The dark underside of this is that many cannot afford to retire. This generation has had a harder time affording middle-class amenities, like owning a home, and we have put away less for retirement. Our parents were likely to have lived longer than their parents, diminishing monies and property that was inherited by previous generations, and we have often had to use our resources to care for them.
The Times cites a recent paper by the economists Annamaria Lusardi and Olivia S. Mitchell that “examined women who were working into old age because they had more debt than in previous generations and lacked financial savvy. Older workers who lost their jobs during the financial crisis were more likely to be unemployed long term — especially women, in part because their résumés tended to be spottier.”
When we ran a few articles about being a grandmother, a great many readers wrote in to say they felt ambivalent about their children’s needs for babysitting help from them because they were still working. The image of the relaxed, happy granny has been upended by the stress that so many women feel about their finances, and their children’s need for “free” child care is part of the same problem.
The good news is that people who delay retirement may live longer. A recent study published in the Journal of Epidemiology & Community Health discovered that those who keep working later in life actually have a lower risk of death, and the risk is lower from any cause.
While those who wait to retire until 66 have an 11 percent chance of living longer, that number increases the longer the workers examined worked. Fortune writes, “… the study concluded that those who retired at age 67 were 21 percent less likely to die, at age 70 were 44 percent less likely, and at age 72 were 56 percent less likely than those aged 65.” ()

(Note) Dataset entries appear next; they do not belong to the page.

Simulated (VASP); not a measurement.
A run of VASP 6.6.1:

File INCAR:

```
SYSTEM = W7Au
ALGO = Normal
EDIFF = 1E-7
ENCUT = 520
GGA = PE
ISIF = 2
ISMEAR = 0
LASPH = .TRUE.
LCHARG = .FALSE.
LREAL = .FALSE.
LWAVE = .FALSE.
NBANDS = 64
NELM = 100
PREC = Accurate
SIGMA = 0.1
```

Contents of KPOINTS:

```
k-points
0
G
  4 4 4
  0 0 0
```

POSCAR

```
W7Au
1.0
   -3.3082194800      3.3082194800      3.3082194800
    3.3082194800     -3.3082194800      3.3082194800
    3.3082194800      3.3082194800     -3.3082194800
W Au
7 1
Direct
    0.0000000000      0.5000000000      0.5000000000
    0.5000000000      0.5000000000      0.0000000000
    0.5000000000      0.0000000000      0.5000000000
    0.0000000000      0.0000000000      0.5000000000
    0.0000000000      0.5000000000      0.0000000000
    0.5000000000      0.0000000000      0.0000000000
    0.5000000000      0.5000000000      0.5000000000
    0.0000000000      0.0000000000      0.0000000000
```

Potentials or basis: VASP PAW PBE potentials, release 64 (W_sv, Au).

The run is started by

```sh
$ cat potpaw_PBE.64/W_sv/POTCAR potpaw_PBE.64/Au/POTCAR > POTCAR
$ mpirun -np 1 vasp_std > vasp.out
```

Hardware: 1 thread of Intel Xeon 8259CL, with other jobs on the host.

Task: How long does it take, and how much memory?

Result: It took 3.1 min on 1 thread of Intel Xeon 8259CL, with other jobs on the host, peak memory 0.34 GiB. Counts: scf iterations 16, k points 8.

While those who continue working by necessity rather than choice may resent it, perhaps it can help to know it is good for your health not to retire. A fascinating group of studies by Harvard psychologist Ellen Langer showed that simply reframing how you look at something can have benefits. One study told a group of hotel workers that the cleaning they did was actually good exercise and would help them lose weight. Compared to a control group told nothing, they actually lost more weight during the time period after they got this tip.
Whether by necessity or choice, women are in the workforce, and they are here to stay. Throughout the life cycle, feeling productive and accomplished is a key ingredient in mental well-being. Women who delay retirement may well be extending not only their financial power, but the length and their quality of life itself.